Besides the gross illegality of dispatching a fighter jet and phoning in a phony bomb threat, the brazen attack on Protasevich, media freedom and the flying public represents a serious escalation in authoritarian leaders’ quest to punish critics beyond — or in this case high above — their borders. As such, it requires a similarly dramatic response, including an escalation in the world’s efforts to protect writers and journalists who dare to criticize the powerful.
It’s important to understand why exactly Protasevich became a target. Since he was a teenager, he has been part of a bold coterie of Belarusian free expression defenders, journalists, writers and bloggers who’ve put their own lives and livelihoods on the line to battle an increasingly repressive regime. Closely allied with its neighbor Russia, Belarus is often described as the last dictatorship in Europe, having been run with an iron fist by Lukashenko since 1994.
From self-imposed exile in Lithuania, Protasevich managed two crucial Telegram channels that provided independent, live coverage of the bogus election last summer and the massive, citizen-led protest movement that has rocked the country and threatened the rule of Lukashenko. Indeed, Protasevich’s influence is now dramatically clear, given the lengths Lukashenko has gone to capture him.
Lukashenko’s ability to hold on to power over the past three decades is intimately connected to his ability to control information and squelch dissent. Since the fall of the Soviet Union, Belarus has had a limited free press and narrow space for free expression. Lukashenko has thus been able to tightly control information, along with the country’s media.
But technology — and the will of Belarus’ writers and journalists — have outpaced Lukashenko’s control. That came to a head last summer, when instead of acquiescing to yet another stolen election, Belarus’ populace rose up, communicating across borders and sidestepping censorship to reveal the extent of Lukashenko’s malfeasance and cruelty. Risking their own safety, citizen journalists documented the screams of torture victims from within prison walls in the capital Minsk.
For 10 months now, the country has been in political limbo, subject to punishing sanctions, including travel bans and asset freezes, by the U.S., the E.U. and certain E.U. countries, the U.K. and Canada. However, with the support of his longtime patron Russia, Lukashenko has nonetheless tightened his stranglehold, arresting thousands and putting hundreds on trial, shuttering media outlets and just this week signing yet another set of laws that would dramatically shrink the space for media and civil society. His effort extends well outside his own borders, as he seeks ways to shut down writers and truth-tellers not just in Belarus, but also wherever they reside.
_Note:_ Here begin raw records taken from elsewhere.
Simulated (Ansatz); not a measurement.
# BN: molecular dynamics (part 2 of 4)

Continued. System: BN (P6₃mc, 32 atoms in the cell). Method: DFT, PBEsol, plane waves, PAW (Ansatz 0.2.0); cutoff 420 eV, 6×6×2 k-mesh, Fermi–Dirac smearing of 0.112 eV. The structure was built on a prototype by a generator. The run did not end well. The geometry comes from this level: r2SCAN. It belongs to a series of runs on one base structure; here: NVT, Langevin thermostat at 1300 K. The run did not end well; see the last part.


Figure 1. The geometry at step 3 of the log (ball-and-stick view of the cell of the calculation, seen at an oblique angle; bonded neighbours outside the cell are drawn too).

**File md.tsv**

We’ve seen this tactic elsewhere. China has for years spirited away dissidents on vacation outside mainland China; Russia poisons critics hundreds of miles from the country’s nearest borders; Saudi Arabia murdered exiled journalist Jamal Khashoggi inside its consulate in Istanbul.
But Lukashenko has done something other dictators have rarely attempted: using the threat of terrorism to ground a commercial flight, effectively threatening the lives of passengers by using a fighter jet to divert their plane, all to arrest one man and his girlfriend returning from a conference in Athens.
Lukashenko has upped the ante. Additional sanctions or directives by the E.U. to effectively close Belarusian airspace, while essential and important first steps, are likely not powerful enough to counter his shameful gambit — nor sufficient to prevent his fellow authoritarians from using similar tactics in the future.
The E.U., the U.S. and other democracies must double down on their commitment to protect journalists and writers, especially those being targeted beyond the borders of their homelands. The fact that the Belarus surveillance of Protasevich first noticed in the Athens airport speaks volumes about the lack of protection E.U. countries provide for journalists who risk their safety to inform others. Members of the U.N. Human Rights Council should push for a resolution condemning this increasing global pattern of extraterritorial attacks.
While sanctions must continue, as long as Russia stays aligned with Lukashenko, their impact will be muted. The E.U., the U.S. and the U.N. should also employ sanctions that target Russia, and international investigators must get to the bottom of the involvement of Russian intelligence in this weekend’s operations. Would Lukashenka have risked so much without Russia President Vladimir Putin’s blessing? Unlikely.
Airlines and foreign countries are already restricting flights and calling for reductions in the amount of time spent in Belarusian airspace, but serious consideration also needs to be given to how such restrictions could maroon dissidents in Belarus who may need to escape as the hammer comes down. Belarus cannot be totally isolated from international travel; freedom of movement is essential for the security of journalists and dissidents, as well as the flow of information in and out of the country.
Belarus cannot be totally isolated from international travel; freedom of movement is essential for the security of journalists and dissidents.
Airlines and the International Civil Aviation Organization both need to come out strongly against this profound threat to the flying public. What happens when a Chinese journalist critical of the country’s government is on a U.S. carrier flying over Chinese airspace? Could Chinese officials decide to force the aircraft to land or, worse, bring the aircraft down through other means? The consequences for international travel, for peace and security, for the safety of the flying public and for freedom of speech, thought and the press are all on the line.
Roman Protasevich has now appeared in a hostage-like video, proclaiming that his jailers are treating him well. We know this likely isn’t the case. The Lukashenko regime has been unafraid to detain, torture and kill those who threaten their power. Unless the world stands up to this travesty, it will surely only lead to further escalation that puts even more journalists and dissidents at risk.